Trump’s America is upon us, and the new president’s favorite Twitter target just showed how it plans to keep provoking him. Saturday Night Live may not be the most bracing or consistent outlet for political satire we have, but President Donald J. Trump isn’t singling out Samantha Bee in his tweets. Trump has taken the unprecedented step of making the SNL–White House relationship something close to reciprocal. The more importance Trump ascribes to SNL by repeatedly demonstrating the show’s capacity to get under his admittedly paper-thin skin, the more importance it ultimately has.

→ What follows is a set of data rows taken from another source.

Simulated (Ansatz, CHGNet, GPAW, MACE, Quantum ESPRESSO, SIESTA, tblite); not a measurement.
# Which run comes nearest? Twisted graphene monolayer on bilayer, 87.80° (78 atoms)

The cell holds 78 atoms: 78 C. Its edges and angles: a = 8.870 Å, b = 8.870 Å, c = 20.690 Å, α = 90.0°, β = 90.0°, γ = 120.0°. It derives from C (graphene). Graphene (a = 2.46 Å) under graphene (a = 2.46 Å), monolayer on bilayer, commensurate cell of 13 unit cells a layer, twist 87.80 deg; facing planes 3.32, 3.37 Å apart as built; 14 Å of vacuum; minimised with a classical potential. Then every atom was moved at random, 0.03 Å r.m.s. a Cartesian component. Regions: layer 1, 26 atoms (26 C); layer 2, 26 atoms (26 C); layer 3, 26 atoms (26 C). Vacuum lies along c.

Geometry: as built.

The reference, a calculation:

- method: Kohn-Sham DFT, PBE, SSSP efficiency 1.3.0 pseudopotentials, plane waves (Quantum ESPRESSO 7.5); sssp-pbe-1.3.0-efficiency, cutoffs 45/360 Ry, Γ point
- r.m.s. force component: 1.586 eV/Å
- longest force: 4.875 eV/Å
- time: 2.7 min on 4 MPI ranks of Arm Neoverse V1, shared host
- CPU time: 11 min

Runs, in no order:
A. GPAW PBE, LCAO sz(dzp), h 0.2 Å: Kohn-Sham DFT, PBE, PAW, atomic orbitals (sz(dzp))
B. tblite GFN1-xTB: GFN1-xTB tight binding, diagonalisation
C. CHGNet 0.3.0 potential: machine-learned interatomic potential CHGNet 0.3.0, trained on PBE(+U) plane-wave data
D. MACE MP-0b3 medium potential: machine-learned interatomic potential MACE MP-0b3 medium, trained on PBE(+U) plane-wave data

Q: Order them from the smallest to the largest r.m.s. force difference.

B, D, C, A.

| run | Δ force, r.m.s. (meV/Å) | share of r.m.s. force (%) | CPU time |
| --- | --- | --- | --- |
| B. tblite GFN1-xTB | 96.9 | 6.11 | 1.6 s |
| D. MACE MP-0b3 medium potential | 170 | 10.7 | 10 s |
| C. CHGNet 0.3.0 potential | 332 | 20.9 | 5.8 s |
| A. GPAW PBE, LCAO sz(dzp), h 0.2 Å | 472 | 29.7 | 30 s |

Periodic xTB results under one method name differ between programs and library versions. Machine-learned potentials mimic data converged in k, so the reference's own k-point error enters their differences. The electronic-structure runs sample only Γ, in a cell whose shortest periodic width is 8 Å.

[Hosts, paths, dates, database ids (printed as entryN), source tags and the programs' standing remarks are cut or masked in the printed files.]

SNL’s post-election, pre-inauguration material hadn’t offered much reason to hope that the show would put that platform to optimal use. The show hadn’t been able to settle on an angle on Trump until the election was nearly over, so how would it handle an actual Trump presidency? Saturday’s first episode of the Trump era suggests: intermittently and unevenly. Here’s how it shook out:
That Ruski Cold Open: D+
Beck Bennett’s Vladimir Putin is a fun addition to SNL’s political roster, but making him carry the cold open instantly highlighted the problem of outsourcing the show’s most important recurring role to an A-list outsider. Putin’s appearance seemed like a backup plan: In all likelihood, Baldwin didn’t appear in the first days of his character’s presidency because he simply…couldn’t. A significant part of SNL’s agenda is now dependent on someone else’s schedule, and will be for the next four years unless they make a drastic pivot, fast. That’s a less-than-ideal situation when responding to someone as unpredictable (and now powerful) as Trump.
Even if Baldwin wasn’t available, though, SNL had plenty of openings to weigh in on the state of the nation — one for each spectacularly unqualified, eminently mockable nominee paraded before the U.S. Senate. Brushing them aside in favor of a bit so light on insight it rested on a totally nonpolitical character (Kate McKinnon’s Olya Pavlatsky) felt misguided. For a supposedly political sketch, the segment didn’t have much of a message beyond “Russia! It’s a thing, and it’s miserable!”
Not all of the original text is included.